Re: [PATCH] regexp_positions ( string text, pattern text, flags text ) → setof int4range[]

From: "Joel Jacobson" <joel(at)compiler(dot)org>
To: "Tom Lane" <tgl(at)sss(dot)pgh(dot)pa(dot)us>
Cc: "Mark Dilger" <mark(dot)dilger(at)enterprisedb(dot)com>, "Postgres hackers" <pgsql-hackers(at)lists(dot)postgresql(dot)org>, "Andreas Karlsson" <andreas(at)proxel(dot)se>, "David Fetter" <david(at)fetter(dot)org>, "Gilles Darold" <gilles(at)darold(dot)net>, "Pavel Stehule" <pavel(dot)stehule(at)gmail(dot)com>
Subject: Re: [PATCH] regexp_positions ( string text, pattern text, flags text ) → setof int4range[]
Date: 2021-03-09 19:30:21
Message-ID: bf2222d5-909d-408b-8531-95b32f18d4ab@www.fastmail.com
Views: Raw Message | Whole Thread | Download mbox | Resend email
Thread:
Lists: pgsql-hackers

On Tue, Mar 9, 2021, at 17:42, Tom Lane wrote:
> "Joel Jacobson" <joel(at)compiler(dot)org> writes:
> > Tom - can you please give details on your unpleasant experiences with parallel arrays?
>
> The problems I can recall running into were basically down to not having
> an easy way to iterate through parallel arrays. There are ways to do
> that in SQL, certainly, but they all constrain how you write the query,
> and usually force ugly stuff like splitting it into sub-selects.

I see now what you mean, many thanks for explaining.

>
> As an example, presuming that regexp_positions is defined along the
> lines of
>
> regexp_positions(str text, pat text, out starts int[], out lengths int[])
> returns setof record

+1

I think this is the most feasible best option so far.

Attached is a patch implementing it this way.

I changed the start to begin at 1, since this is how position ( substring text IN string text ) → integer works.

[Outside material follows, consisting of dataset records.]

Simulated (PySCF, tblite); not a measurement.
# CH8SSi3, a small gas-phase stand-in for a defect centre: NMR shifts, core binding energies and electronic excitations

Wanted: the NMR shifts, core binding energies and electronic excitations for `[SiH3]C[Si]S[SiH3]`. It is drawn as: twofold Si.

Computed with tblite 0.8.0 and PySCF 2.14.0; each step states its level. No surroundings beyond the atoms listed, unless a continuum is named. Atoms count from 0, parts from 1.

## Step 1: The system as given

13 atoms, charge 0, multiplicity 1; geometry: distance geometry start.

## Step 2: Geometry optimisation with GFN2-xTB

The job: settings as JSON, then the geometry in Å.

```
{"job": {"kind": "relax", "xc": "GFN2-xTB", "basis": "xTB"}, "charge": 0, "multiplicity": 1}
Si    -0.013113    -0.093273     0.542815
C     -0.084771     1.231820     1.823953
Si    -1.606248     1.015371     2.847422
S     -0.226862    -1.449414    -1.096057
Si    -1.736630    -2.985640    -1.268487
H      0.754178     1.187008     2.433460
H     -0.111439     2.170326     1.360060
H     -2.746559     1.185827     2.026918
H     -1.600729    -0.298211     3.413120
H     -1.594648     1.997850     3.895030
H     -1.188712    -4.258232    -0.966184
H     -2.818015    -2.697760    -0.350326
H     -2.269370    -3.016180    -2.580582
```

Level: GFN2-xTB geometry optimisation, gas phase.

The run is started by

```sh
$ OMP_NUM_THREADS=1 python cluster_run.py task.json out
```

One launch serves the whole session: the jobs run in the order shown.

SELECT * FROM regexp_positions('foobarbequebaz', '^', 'g');
starts | lengths
--------+---------
{1} | {0}
(1 row)

SELECT * FROM regexp_positions('foobarbequebaz', 'ba.', 'g');
starts | lengths
--------+---------
{4} | {3}
{12} | {3}
(2 rows)

Mark's examples:

SELECT * FROM regexp_positions('foObARbEqUEbAz', $re$(?=beque)$re$, 'i');
starts | lengths
--------+---------
{7} | {0}
(1 row)

SELECT * FROM regexp_positions('foobarbequebaz', '(?<=z)', 'g');
starts | lengths
--------+---------
{15} | {0}
(1 row)

I've also tested your template queries:

>
> then to actually get the identified substrings you'd have to do something
> like
>
> select
> substring([input string] from starts[i] for lengths[i])
> from
> regexp_positions([input string], [pattern]) r,
> lateral
> generate_series(1, array_length(starts, 1)) i;

select
substring('foobarbequebaz' from starts[i] for lengths[i])
from
regexp_positions('foobarbequebaz', 'ba.', 'g') r,
lateral
generate_series(1, array_length(starts, 1)) i;

substring
-----------
bar
baz
(2 rows)

> I think the last time I confronted this, we didn't have multi-array
> UNNEST. Now that we do, we can get rid of the generate_series(),
> but it's still not beautiful:
>
> select
> substring([input string] from s for l)
> from
> regexp_positions([input string], [pattern]) r,
> lateral
> unnest(starts, lengths) u(s,l);

select
substring('foobarbequebaz' from s for l)
from
regexp_positions('foobarbequebaz', 'ba.', 'g') r,
lateral
unnest(starts, lengths) u(s,l);

substring
-----------
bar
baz
(2 rows)

> Having said that, the other alternative with a 2-D array:
>
> regexp_positions(str text, pat text) returns setof int[]
>
> seems to still need UNNEST, though now it's not the magic multi-array
> UNNEST but this slicing version:
>
> select
> substring([input string] from u[1] for u[2])
> from
> regexp_positions([input string], [pattern]) r,
> lateral
> unnest_slice(r, 1) u;

Unable to test this one since there is no unnest_slice() (yet)

>
> Anyway, I'd counsel trying to write out SQL implementations
> of regexp_matches() and other useful things based on any
> particular regexp_positions() API you might be thinking about.
> Can we do anything useful without a LATERAL UNNEST thingie?
> Are some of them more legible than others?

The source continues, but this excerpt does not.